WILLOW ISLAND, W.Va. - Built in 1869, the Willow Island Baptist Church stands along West Virginia 2, just north of the Pleasants County line. Next door is the Willow Island Cemetery, originally established on a couple acres adjacent to the church in 1904.
Many graves in the cemetery date back to that time, with birth dates on the grave markers going back as far as the first half of the 19th century.
The graveyard has grown a bit since its establishment, according to the Willow Island Baptist's current pastor, the Rev. Richard Cale.
Photo by Sam Shawver
Visitors walk among the graves in the Willow Island Cemetery along West Virginia 2 in Pleasants County.

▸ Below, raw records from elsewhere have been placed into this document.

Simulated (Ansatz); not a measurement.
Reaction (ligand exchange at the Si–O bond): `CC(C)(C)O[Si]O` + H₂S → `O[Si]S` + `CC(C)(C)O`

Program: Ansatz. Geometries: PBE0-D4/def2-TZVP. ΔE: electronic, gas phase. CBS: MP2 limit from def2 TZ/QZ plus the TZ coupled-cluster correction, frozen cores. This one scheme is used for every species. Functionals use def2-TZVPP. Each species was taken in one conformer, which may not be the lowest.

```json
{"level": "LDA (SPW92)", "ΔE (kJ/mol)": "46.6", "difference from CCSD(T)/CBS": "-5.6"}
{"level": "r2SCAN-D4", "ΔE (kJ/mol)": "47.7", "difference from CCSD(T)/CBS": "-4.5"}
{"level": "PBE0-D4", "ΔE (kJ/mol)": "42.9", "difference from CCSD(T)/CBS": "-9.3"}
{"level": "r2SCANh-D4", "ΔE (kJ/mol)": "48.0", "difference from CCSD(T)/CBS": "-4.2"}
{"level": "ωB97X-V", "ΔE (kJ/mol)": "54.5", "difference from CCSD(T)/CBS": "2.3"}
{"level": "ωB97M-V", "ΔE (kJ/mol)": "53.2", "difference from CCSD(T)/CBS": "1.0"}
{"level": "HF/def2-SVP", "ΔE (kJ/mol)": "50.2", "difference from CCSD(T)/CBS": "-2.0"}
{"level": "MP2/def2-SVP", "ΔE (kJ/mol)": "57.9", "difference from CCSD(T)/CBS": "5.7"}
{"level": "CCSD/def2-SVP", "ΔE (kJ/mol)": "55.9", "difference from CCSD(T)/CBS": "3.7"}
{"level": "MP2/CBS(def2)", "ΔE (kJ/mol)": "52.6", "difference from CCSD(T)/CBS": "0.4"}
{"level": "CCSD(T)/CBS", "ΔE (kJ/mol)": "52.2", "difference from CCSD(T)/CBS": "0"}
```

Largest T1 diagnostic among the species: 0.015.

"It's been expanded at least three or four times-the additional property was purchased from American Cyanamid (now Cytec Industries) " he said. "But now there are only between 120 and 130 burial plots left, and when those are sold the cemetery won't be able to expand anymore."
Cale said although the church trustees maintain the cemetery, the property is treated as a separate entity.
"The trustees do the mowing and upkeep, but the cemetery has its own account and is supported through donations and sales of burial plots," he said.
The cemetery may be 109 years old, but part of its historical significance is related to a tragic incident that occurred just 35 years ago at the nearby Willow Island power station.
On April 27, 1978 one of the station's two huge cooling towers was under construction when it suddenly collapsed and 51 workers fell to their deaths in what has been described as one of the worst construction site disasters in U.S. history.
"Several people from that tragedy were buried at Willow Island Cemetery," Cale said.
Walter Carpenter, 96, president of the Pleasants County Historical Society, was teaching a science class at St. Marys High School when news of the power plant accident arrived.
"I remember it very well, it was the most hectic day I've ever had," he said, noting that some of the teens in his class had fathers, grandfathers and uncles working at the power station that day.
"We tried to console the children as best we could. Many of them just wanted to charge out of the school when they heard the news, but there was nothing anyone could do except wait for word from the families," Carpenter said. "All teaching stopped. It was just impossible to go on."
Area news agencies at the time reported five members of the Steele family from St. Marys were among those who died in the tower collapse. All were buried in the Willow Island Cemetery.
"I'd had at least three of those boys in my classes over the years-and their uncle was my next door neighbor," Carpenter said.
Today the Steele family's graves rest side-by-side near the southeast end of the cemetery, and a monument bearing the names of all 51 victims has been erected on a hillside along W.Va. 2 near the power plant.
Carpenter said the Willow Island graveyard is well-maintained and local community groups often help out during special occasions like Memorial Day or Veterans Day.
"It's a well-organized effort. The Boy Scouts and 4-H Club help place flags on the veterans graves there every year," he said.